Benefits

The advantages that students and school districts will receive from this program are exposure to diverse ideas and cultural introduction, stimulation of adolescent interest in Asia with a particular focus on Japan, opportunity to develop strong personal connections to draw contrasts with non-Western culture, opportunity for foreign language advancement and development, prestigious recognition for students and schools, and opportunity for districts to be on the cutting edge of global education and the important development of international relations. Students will spend a majority of their time with their host family, learning the characteristics of a traditional and ever changing Japanese and American family. California participants will be able to witness the differences in the traditional Japanese homes and more modern apartment blocks called danchi. They will also learn the basic customs and etiquette surrounding the entrance (genkan), bathroom (ofuro), and sleeping arrangements and they will be introduced to Japanese cuisine.

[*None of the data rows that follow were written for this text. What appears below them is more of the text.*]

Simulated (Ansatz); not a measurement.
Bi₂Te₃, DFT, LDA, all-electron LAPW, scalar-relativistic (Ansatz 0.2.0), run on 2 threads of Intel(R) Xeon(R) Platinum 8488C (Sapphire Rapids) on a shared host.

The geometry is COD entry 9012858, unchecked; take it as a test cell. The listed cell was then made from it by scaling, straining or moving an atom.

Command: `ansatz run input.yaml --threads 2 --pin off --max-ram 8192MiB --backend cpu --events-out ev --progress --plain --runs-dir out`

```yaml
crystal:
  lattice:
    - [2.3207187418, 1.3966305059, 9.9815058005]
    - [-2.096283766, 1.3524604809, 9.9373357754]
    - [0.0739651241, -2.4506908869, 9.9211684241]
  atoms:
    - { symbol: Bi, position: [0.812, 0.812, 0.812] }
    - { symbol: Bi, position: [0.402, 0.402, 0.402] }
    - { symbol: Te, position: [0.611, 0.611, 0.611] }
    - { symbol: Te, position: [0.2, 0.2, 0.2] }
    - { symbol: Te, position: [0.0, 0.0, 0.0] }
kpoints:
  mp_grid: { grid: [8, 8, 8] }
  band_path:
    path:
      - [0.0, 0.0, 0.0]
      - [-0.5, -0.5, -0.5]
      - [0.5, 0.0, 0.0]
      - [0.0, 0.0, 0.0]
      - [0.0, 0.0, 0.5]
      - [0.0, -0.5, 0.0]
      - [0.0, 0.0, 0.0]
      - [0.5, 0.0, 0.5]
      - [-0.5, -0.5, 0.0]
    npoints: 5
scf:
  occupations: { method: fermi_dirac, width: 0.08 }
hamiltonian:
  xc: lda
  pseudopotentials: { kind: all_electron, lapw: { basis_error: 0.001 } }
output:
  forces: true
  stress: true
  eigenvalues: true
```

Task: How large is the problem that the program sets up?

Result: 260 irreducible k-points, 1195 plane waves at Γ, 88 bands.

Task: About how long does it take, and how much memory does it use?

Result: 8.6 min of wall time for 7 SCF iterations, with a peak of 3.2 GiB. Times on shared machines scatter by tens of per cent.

California students will study the three Japanese scripts, hiragana, katakana, and kanji as well as Japanese history and fine arts. The students will learn the difference in our respective educational systems including teaching methods, school week, the importance of college and entrance exams, and the introduction of the after school preparatory classes known as juku or yobiko.

Studying in California gives foreign students the opportunity to observe and to live in an open democratic system of government and learn about the potential of our State as a trading partner.

The CA-Japan Scholars Program not only teaches that Japan is the center of our economic policy in Asia, but allows the students to see how Japan's economy is interdependent with world markets, the global currency exchange, the effects of foreign direct investment by American companies, and the rise of multinational companies based out of Japan. Participants will also be introduced to the world of global transportation and communications, changing their perceptions of the world around them.

This program will compel students to organize their affairs, i.e. passports, money for airfare, etc., before their departure, allowing for maturity and team orientated growth.
 

In 1998, a high level delegation of educational leaders from California met with Osaka school officials to discuss the benefits of international education. Pictured above from left are; Masahiro Wasa (Director of High School Supervision Division, Osaka Prefecture Board of Education), Syougo Kobayashi (Vice-representative of the Osaka Private Junior and Senior High School Principal Association), Masako Nakahira (Deputy Director General Department of Civic and Cultural Affairs), Assemblymember Susan Davis, Kan Hayashi ( Executive Director of Education, Osaka Prefectural Board of Education), Marian Bergeson (former Senator and then-California Secretary of Education), Gary Hart (former Senator and former California Secretary for Education), Scott Keene (representing the California International Relations Foundation), Michael Bott (representing the Elk Grove Unified School District), Naotake Amikura (Deputy Director General, Osaka Prefecture Board of Education), Tetsuhiko Ikegawa (Director, Osaka Private Schools Division Department of Civic and Cultural Affairs).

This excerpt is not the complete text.